Tuesday 10 April 2012

The sky is blue.



I'd say I'm back, but we all know i'm probably not.


Dear blog readers,
I'd like to say that I'm all fine and dandy at this present moment, but in all honesty I'm struggling to remember how to string words together into snappy little sentences that somehow inspire you. - In simple terms, I guess I can't remember how to blog.  Well not strictly speaking, cause I go on to blogger, click new post and type away, but you know what I mean...
Anyway, what I'm really trying to say here is that I don't know what to blog about. (I actually googled "Fashion" the other day, no joke)

Right now I really couldn't care less that Raf Simons has accepted the long absent position at Dior, and I don't have anything to say about things like LFW back in February except that I actually thought the Topshop Unique collection was pretty boring. This meant when someone said to me a few weeks ago "you haven't wrote about fashion in ages" I was caught a little off guard.

Because Something like this leaves me and my business cards in a bit of a muddle. Cause er, I'm a supposed fashion blogger, but I now longer like fashion. Okay, okay. Maybe the idea of not liking it is a little extreme. But I'm on the side of the line, if there is one of course,  of a fashion blogger who is know longer purposely embracing fashion.  An that my friends is an awkward turtle moment if you ever needed one...

Due to this, I've actually just tried to sit down and write a list of fashion related things I could blog about. And sure some might be vaguely relevant but still none of them really appeal. So i've decided to do what I always do, go of the beaten track and write about fashion in my terms. Through one of the most obvious things you could ever see. So here goes...are you ready?... deep breath and all...... 'The sky is blue...'

I joke, I joke. You can relax now, I'm not writing about the sky being blue, but it is something on the same level of basic fact. I'm dedicating this blog post to the fact that I'm not thin. HA, I know, told you it was obvious didn't I?

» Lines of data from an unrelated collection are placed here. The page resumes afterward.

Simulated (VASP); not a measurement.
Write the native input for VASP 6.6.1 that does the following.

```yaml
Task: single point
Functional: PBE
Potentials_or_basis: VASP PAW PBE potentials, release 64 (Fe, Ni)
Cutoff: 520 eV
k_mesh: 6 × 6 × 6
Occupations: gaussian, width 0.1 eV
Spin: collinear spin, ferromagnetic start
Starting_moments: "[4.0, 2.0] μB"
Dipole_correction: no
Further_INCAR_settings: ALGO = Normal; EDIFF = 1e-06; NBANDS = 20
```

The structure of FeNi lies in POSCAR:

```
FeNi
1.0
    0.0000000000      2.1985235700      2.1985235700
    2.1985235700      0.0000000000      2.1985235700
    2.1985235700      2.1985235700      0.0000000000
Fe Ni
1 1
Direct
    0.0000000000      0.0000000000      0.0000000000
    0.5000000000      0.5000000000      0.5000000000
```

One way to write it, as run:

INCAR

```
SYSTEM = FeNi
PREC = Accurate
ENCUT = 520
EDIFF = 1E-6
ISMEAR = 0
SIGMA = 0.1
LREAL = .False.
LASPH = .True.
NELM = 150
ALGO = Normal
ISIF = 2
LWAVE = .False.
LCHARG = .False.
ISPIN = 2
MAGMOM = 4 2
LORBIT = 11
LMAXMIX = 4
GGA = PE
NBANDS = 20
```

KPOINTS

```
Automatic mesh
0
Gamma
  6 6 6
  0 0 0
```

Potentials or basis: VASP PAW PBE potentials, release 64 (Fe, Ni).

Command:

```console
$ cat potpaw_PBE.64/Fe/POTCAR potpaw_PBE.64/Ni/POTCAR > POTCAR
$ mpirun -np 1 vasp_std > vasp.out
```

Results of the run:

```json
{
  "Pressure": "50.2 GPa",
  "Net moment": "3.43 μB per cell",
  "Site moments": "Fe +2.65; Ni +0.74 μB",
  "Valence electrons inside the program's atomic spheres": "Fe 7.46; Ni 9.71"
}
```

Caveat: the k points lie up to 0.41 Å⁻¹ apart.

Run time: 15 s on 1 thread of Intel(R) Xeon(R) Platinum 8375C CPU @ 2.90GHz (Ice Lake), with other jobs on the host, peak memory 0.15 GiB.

 It gather it may seem something a little bit odd to suddenly start writing about, and also a little dated in the sence that the *fat girl revolution* (OH MY WORD, SHE'S A SIZE 10, AND SHE'S ON VOGUE, THE WORLD IS CHANGING!) lost whatever momentum it had a good few seasons ago. Chrystal Renn, please start eating again.  But I'm basically writing about it now because size and shape will forever be on the sidelines of the fashion industry and I promised my little FYI members that I'd make a commitment to trying to love who I am.

So here we go again...I'm not thin. But the difference enduring through this post that might make it somewhat bearable is the notion that I'm never going to be. Of course, I can lose weight but ultimately I can't suddenly make my boobs and hips disappear, so regardless of what I do, I can't have a body shape that fits in with the straight up and down figure that I desire
 A small but much needed a epiphany moment like this means dressing for my shape needs to appear on the cards, and therefore, I might as well blog about it. To keep fashion a more personal outlet, i must take into account what I look like, not just of what I like. So The photo/collageyyy thing that has been chilling above actually holds some relevance, and is not just there for fun, as much as you'd like to believe it is.  See my new leather skirt, charity shop bargain has helped me realise that fashion is about a bigger picture. (my clothes don't talk to me, don't worry.)  Its actually aided the thought process of learning that fashion is best when its fun, and its fun when its makes you feel good.

Fashion may of course be a dreamlike, creative bubble, but it occasionally needs a glitter free injection of reality and practically. I'm obviously still going to wear heels I can't walk in and blouses that cause colds, but i'm going to do it with a regard of who I am, not of what fashion is. There is no point in wearing something that you love, but that in all honestly, looks pretty terrible. Of course we all do from time to time, but we are best when fashion delivers what it should; confidence.

I may to some look a little bit crazy with things such as colours and prints, but when it push comes to shove, I've been too constrained in my overall choices. Fashion, clothes, getting dressed...Its all been half hearted. For some reason I've somehow failed to connect it all - being me, and living it out.
I think this is why a little part of the beating heart for fashion has stopped. I've lost inspiration - because I've lost the focus on diversity and versatility. I've lost who I am in the sea of pretty pastels, and i've drowned ever so slightly in the wave of self conciousness.

So here comes a commitment to myself of a future of pencil skirts and peplum dresses, because I like them, and in turn, they like me. There's also a promise to never ever wearing a drop waist, even if it does look good in The Great Gatsby remake, because well, I'm not Carey Mulligan. And I'm also obviously not Alexa Chung, or Zooey Dechanel, or Lara Stone.

I am in fact Jess Corcoran, ('the sky is blue')  and you know what? while writing this I've decided that fashion is alright. Granted, alone its not going to stop poverty or end wars but its taught me to be who I am, which has delivered a little bit of confidence over the years. And even though I'm over its infatuating qualities I am still learning from it. Because there's a gap between being who you are, and liking it. But fashion can help to bridge it.

The sky is blue, and I'm not thin. Its all just facts, but you can learn to love the obvious with a little help from some sparkle. And One day, I'll be living proof.